Preparing Colt Football Players for High School Ball — And Beyond

Coaching trio

The Middle School football coaching staff: (from left) Assistant Coach Jacob Capps, Head Coach Zack Mejia and Assistant Coach Tyze Walker. Photo by Peter Day

After the 2024-25 school year, the Middle School football program was at a crossroads. The team, which two years ago changed from 8-man flag to tackle, was without a coach and the program was likely to simply fade into the Lucerne Valley wind. But then Zack Mejia, a member of the school district’s Maintenance & Operations staff and an LVHS alumni (Class of 2016), heard about the situation and stepped up to offer his coaching skills and keep the program going.

In May of 2024, Coach Mejia and assistant coach Westin Carlyle started coaching the Middle School boys basketball team. For the Middle School football program, Coach Mejia has brought in assistant coaches Jacob Capps, a Middle High School teacher, and Tyze Walker, an LVHS 2020 graduated who also works as an instructional aide for the Middle High School.

“Either the program was going to die, or we needed someone to take it over. All three of us were like, ‘We don’t want that to happen.’”

Practice

The players run through warmup drills during a recent football practice.

As Coach Mejia knows, there are not as many activities available to young people who live in rural communities compared to those living in more populated areas. He played football, basketball and baseball in high school, but Lucerne Valley’s middle school sports program wasn’t developed like it is today. So he’s glad to help give the middle school students a chance to play football. 

“I really want to help out with the programs and keep them going,” he says. “That way they’ll have as many opportunities to do what they can.”

Coach Mejia believes that sports teaches more than just athletic skills, it teaches lessons that can be applied throughout someone’s entire life. One lesson is that there are some young players with lots of natural talent, but by being on a team the other players learn there is something to strive for. Experiencing losing also can help prepare a young person for the realities of adult life, he says. In sports, you can’t get away from adversity. You have to face it and do your best.

“You have to learn to deal with these emotions,” the coach says. A player’s new mindset could become, “This person’s way better than me, but I’m not going to stop trying to be better at something and be great at something. I’m not going to let that knock me down.”

When the players become adults they will already have these life skills, he believes. 

Classroom

Coach Mejia teaches the finer points of football prior to the team taking the field.

Students classroom

Students concentrate on their football classroom lesson.

Currently the football team has eight players, just enough for the eight-man format.  There are three seventh graders and the others are Lucerne Valley Elementary 6th-graders. A few have played on Coach Mejia’s middle school basketball squad such as promising multi-sports athlete Jaden Crenshaw.

As a versatile athlete, Coach Mejia played many positions as a high school football player. He wants to pass along his vast knowledge to his players so that when they get into Coach Chris Klinger’s high school program they will already have an understanding of the game and with Coach Klinger’s guidance they can concentrate on becoming better, stronger, faster athletes. Before practices Coach Mejia begins with a classroom session that goes over the fine details of the sport.

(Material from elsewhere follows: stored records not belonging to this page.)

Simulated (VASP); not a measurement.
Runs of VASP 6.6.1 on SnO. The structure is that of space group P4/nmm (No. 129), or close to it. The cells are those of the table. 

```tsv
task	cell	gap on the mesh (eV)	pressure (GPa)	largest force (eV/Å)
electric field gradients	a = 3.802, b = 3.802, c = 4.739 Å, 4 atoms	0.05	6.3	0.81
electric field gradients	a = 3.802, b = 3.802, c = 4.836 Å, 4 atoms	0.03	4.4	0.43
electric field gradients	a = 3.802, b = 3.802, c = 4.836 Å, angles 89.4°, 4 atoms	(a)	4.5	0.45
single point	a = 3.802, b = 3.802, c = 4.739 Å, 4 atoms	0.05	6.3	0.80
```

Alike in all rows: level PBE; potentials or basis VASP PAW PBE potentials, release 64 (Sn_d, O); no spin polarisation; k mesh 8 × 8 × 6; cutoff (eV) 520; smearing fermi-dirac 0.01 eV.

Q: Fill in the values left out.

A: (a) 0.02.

“My plan with the middle school football team is to create a program for young men to teach them how to be held to a standard, how to meet that standard and to readjust your expectations after you have surpassed your standards. I was fortunate enough to be an athlete for the program and contribute towards winning league titles and getting to a semi-finals game. The program went through some rough patch years, but with Coach Klinger back at the helm we're back to at minimum being a competitive team, and now we have an opportunity with the middle school tackle football team that we can accelerate that development process and we move on from being at minimum a competitive team to being a playoff team — with aspirations of achieving more.”